Friday, February 25, 2011

Stanley Kurtz Is Dead

I'll miss Stanley. Oh, he wasn't a close friend, or anything like that, but I'll miss him, nevertheless, much as God misses any of His Creation. I mean, I don't have to know his intimate life (although I do) to appreciate the fact that Stanley, well, Stanley was quite a piece of work, and a hard worker, too.

I've got to keep better track of things. I didn't see it coming, and I should have, because that's my job. I suppose I could have prevented his death, it was untimely. According to my charts, Stanley was supposed to clock in another twenty-two years, four months, and eighteen days. I did not anticipate that flying lunch box. Normally, air resistance would have slowed it down so that it would have dented Stanley's head, but it wouldn't have been fatal. Alas, it contained one too many cans of sardines, and it fell, unimpeded down those eighty-seven stories.

No, I don't take the blame for Stanley's passing. I don't engineer events. I just let them happen. I'm not a personal God, because that would make me a personal servant. I don't make coffee for anyone else. And Stanley was walking when the lunch box impacted his cranium. He was one of my best thinkers: clear sighted, energetic, calling out Obama and the homosexual agenda, defending my values. I adored what he did, although I thought he was a bit stuffy and overly combative.

Stanley was right about one thing. Homosexuals getting married is really going to upset the applecart. It's so sad that he stepped in front of that bus trying to avoid that gay skateboarder bearing down on him. I mean, I knew that the skateboarder was packing fudge, but Stanley only knew that theoretically. Stanley was plastered up against the windshield like a giant locust from Utah. His colleagues at the Hudson Institute (of which Dr. Kurtz was an associate fellow) will miss him terribly. The skateboarder was unhurt, but ticketed for feckless behavior.
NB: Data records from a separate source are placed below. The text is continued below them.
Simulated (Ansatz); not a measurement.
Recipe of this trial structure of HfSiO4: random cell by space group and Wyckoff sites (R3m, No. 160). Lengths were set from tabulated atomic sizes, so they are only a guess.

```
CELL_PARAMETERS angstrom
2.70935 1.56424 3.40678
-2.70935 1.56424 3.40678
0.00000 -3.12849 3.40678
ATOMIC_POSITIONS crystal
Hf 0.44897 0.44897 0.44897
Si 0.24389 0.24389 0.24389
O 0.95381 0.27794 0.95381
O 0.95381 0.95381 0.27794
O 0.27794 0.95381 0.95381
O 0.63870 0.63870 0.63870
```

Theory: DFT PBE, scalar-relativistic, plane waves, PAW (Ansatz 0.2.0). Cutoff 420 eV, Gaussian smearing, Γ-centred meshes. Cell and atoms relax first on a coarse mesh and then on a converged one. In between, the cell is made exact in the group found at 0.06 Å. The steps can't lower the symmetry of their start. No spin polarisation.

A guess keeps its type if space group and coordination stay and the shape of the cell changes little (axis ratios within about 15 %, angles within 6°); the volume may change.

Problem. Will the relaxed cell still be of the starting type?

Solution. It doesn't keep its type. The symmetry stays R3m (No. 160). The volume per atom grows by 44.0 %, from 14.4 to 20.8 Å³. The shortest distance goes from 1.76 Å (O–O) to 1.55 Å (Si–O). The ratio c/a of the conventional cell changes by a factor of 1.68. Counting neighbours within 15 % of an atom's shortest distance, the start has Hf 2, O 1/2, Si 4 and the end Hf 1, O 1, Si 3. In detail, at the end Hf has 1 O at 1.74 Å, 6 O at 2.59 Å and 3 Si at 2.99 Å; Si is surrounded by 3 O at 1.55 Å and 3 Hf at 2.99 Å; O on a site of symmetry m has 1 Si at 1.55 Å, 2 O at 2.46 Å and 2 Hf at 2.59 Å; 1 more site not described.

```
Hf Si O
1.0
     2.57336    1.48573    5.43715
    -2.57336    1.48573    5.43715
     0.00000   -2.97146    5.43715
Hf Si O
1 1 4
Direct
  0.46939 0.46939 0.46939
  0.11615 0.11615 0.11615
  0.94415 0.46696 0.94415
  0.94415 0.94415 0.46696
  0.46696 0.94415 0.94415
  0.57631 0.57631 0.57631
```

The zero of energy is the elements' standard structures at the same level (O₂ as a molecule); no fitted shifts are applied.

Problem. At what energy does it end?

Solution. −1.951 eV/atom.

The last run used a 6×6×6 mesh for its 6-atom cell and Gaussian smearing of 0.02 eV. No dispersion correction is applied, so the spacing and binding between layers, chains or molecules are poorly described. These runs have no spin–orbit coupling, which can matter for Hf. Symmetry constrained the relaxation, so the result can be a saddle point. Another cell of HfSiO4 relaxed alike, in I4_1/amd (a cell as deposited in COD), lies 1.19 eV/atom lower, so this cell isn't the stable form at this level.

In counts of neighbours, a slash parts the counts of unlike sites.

If I had hands, I would wring them. I once had hands, and I did wring them, and it caused lots of problems. To put it simply, the unexpected expansion of the universe shortly after The Big Bang was caused by a lot of my hand wringing. Or maybe it was the blink of an eye. I forget. Fifteen billion years doesn't seem like a lot of time, but there is so much to remember, and frankly my memory is not that good. I would wring my hands over the demise of Stanley Kurtz. He was that good.

Yes, he was walking his dog, Swoosie (that was his little joke for being saddled with his last name: he really didn't like it that much), when the dachshund leaped after a squirrel, and Stanley slipped on a banana peel. How life mimics art! His left leg came up over his chest and wrenched his buttocks into an airborne state. The cheery whistle on his lips morphed into a rictus grin of prescient doom. Clearly, Stanley knew that his number was up. Felled by a banana peel. This is an end of Biblical proportions. I didn't plan it this way at all. Stanley crumpled on the street, only to be run over by a charging garbage truck. Because I'm God, I don't believe in luck. Fate is another, different thing, though.

Like Stanley, I don't particularly like homosexuals mocking me. They pretend that when they marry each other, it's all going to settle the matter. I sent them Fred Phelps. I sent them Pat Robertson. I sent them Stanley Kurtz. I even sent them Jesus Christ and Joseph Smith, Jr. I stripped them of their dignity. I had thugs beat and murder them. I turned my back on them, even the ones I loved (Caravaggio's angels come to mind). And what do they do? They want to get married. Can you imagine that? They want to get married!

Stanley would have none of it. He was a great statistician, which is to say, he was no statistician at all. He knew how to make numbers lie so that hateful pols and smarmy media commentators could make blood libel (truly, those Americans really do like to kill homosexuals) about part of my imperfect creation, something that I was a little disturbed about, too. Stanley knew, and I fully agree, because I am God, that homosexuals threaten marriage. I'm not sure why they threaten marriage, that was up to Stanley to figure out. So he lied about it.

My creation started out better than this, and the six thousand years or so (yeah, I know I cooked the fossil record, too) turned out pretty well. The earth had a certain bloody order (if not the universe). But it's gotten out of whack. The Madonna isn't a virgin anymore. Jesus is a Mexican baseball player. And Modern Family is the most popular television show in America. I gave them Sarah Palin, but they are watching Glee. And now, Stanley is gone. I weep, but enough of that. You don't want to see me weep. It messes up the atmosphere.

So Stanley died at his desk. He was reading M.V. Lee Badgett's book, When Gay People Get Married. His hippocampus suffered a proto-molecular quantum wave collapse. He never recovered. Dead as a door nail. Stanley Kurtz is dead.